That's a bit of a leap there. 'It turns out'. How? How have you reached that conclusion?

The correlation suggests that there is a causal link between the two – although you can't rule out their both being caused by a third factor based just on the figures. As it happens, I would think that there isn't a third factor. The correlation in itself doesn't imply causation in any particular direction, however, so your interpretation needs justification.

There are other comparisons I'd like to see, such as the correlation between high govt spending and lower economic inequality – I would strongly suspect that, generally, the higher a country's govt spending, the lower the overall economic inequality. Then there would be other measures, such as life expectancy and infant mortality. This spending by governments is going on stuff, good stuff mainly if you take out spending on the military and one or two other things.

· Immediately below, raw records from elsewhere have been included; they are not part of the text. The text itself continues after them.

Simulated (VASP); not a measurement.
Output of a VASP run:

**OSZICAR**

I'd argue that there's almost certainly a dialectic relationship between the two. At the very, very least, this shows that high govt spending and high income are far from incompatible. It's not quite 'socialism killing babies', now, is it.
 
Adam Tooze (The Wages of Destruction), among many others, has made a good case for an economic imperative to the Holocaust, insofar as removal of nationality from German Jews, with the accompanying seizure of assets, levying of huge charges for exit visas and other methods of expropriation gave the German economy a sizeable liquidity boost which fed into rearmament. Later seizure, after war was joined, allowed the net self-funding of the death camps, as well as providing labour and goods that were utilised by the state, from precious metals and stones, to hair.

Short-term liquidity boost to the state, sure. Medium- to long-term economic boost, no. As Idi Amin discovered, expelling an economically successful group from your country isn't good for your economy – whoever you hand their property to won't use it as efficiently as they did.
 
I'm on the phone now, tim Mason is who you need to look for. I put loads of his stuff online, probably on the libcom site now. He's the one.

^^^^This.

Norm, if you see a copy of Mason's 'Social Policy in the Third Reich: The Working Class and the "National Community" ' and you've got a spare few quid, buy it. It's a fascinating read, packed full of well-referenced data from credible (and checkable) sources.
 
It turns out the correct explanation is that high productivity ENABLES countries to sustain high taxes, just like a well-trained man is CAPABLE of lifting a heavier weight than a punier man. If you measure the strength of people and then also measure the average burden they carry during a day, you will find a significant correlation between muscle strength and weight carried, for the simple reason that the punier men are unable to lift as much weight. Thus, the positive correlation is caused by the increased muscle weight (the enabler) in combination with incident factors.

a telling analogy.
 
Short-term liquidity boost to the state, sure. Medium- to long-term economic boost, no. As Idi Amin discovered, expelling an economically successful group from your country isn't good for your economy – whoever you hand their property to won't use it as efficiently as they did.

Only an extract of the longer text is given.